It's a crazy new world MS has built... one where users login to an Azure joined device, MFA off their phones if policy requires, and then remote from there to a desktop that doesn't exist until they push the button, which authenticates using the exact same identity for instant access to use an infrastructure that only exists in a private portion of Azure cloud services.

So your endpoints are totally disposable... there's nothing on them. The VDIs spawn off a master image that needs maintenance, you'll need to patch it and replace it monthly to keep it up to date for example. Users files are in Sharepoint/Teams or Onedrive, also automatically integrated on login based on the image used to deploy the VDI.

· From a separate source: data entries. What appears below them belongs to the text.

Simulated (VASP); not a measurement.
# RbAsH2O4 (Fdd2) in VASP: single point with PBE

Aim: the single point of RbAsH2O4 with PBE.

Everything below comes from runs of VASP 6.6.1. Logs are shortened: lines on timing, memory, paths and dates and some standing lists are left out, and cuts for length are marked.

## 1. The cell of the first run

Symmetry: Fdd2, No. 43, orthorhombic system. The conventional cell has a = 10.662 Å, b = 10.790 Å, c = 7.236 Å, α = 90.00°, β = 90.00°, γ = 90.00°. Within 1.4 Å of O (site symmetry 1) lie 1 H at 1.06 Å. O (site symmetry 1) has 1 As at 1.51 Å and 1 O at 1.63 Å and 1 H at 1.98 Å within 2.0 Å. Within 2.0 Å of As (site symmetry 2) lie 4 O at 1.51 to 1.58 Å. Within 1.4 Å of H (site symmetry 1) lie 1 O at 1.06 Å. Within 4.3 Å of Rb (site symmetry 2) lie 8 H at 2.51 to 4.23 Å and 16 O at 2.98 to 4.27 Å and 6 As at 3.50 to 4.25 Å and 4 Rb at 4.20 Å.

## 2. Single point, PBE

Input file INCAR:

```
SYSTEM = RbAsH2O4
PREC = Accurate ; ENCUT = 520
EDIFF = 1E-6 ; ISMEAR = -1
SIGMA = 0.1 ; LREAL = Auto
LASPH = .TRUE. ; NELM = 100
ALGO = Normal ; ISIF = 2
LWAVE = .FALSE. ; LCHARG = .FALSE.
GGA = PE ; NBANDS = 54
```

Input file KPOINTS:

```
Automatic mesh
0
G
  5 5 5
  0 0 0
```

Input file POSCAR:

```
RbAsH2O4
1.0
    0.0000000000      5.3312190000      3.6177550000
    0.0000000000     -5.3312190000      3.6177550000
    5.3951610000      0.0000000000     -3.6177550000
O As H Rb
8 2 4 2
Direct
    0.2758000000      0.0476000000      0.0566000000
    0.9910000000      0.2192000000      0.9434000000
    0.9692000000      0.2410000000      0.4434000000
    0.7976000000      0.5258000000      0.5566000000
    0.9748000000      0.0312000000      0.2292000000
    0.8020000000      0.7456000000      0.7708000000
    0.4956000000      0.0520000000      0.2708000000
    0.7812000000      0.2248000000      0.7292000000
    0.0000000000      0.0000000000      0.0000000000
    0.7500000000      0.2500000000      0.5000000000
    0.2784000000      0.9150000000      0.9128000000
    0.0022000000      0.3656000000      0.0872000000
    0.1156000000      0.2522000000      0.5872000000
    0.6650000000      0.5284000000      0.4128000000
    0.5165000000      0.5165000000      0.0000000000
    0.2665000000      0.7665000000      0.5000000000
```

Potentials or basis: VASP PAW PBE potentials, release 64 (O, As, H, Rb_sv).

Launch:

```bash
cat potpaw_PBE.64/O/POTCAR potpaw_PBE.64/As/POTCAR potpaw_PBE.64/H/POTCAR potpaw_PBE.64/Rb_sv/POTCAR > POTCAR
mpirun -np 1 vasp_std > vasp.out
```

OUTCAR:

RDS is nice because you can deploy it once and it just lives there with automatic patching like we're all used to. But if you've ever had one of those things crypto'd because a user did something foolish... you'll know exactly why I want all mine gone! All RDS deployments must have Datto or something similar with rapid restoration capabilities as a result. And by the time you get done leasing the server, paying for the Datto, the UPS, and everything else you need to really keep that server... VDI winds up being far less. Exactly how much less is impossible for me to answer from here, but MS has an article on the topic.


P.S. If a user makes their VDI sick... they logout and back in again... POOF fixed.
 
Now I'm thinking this might be the way - if I can do it on prem. I'm not ready to jump in the Azure pool yet, let alone for such a good customer. You've given me some homework.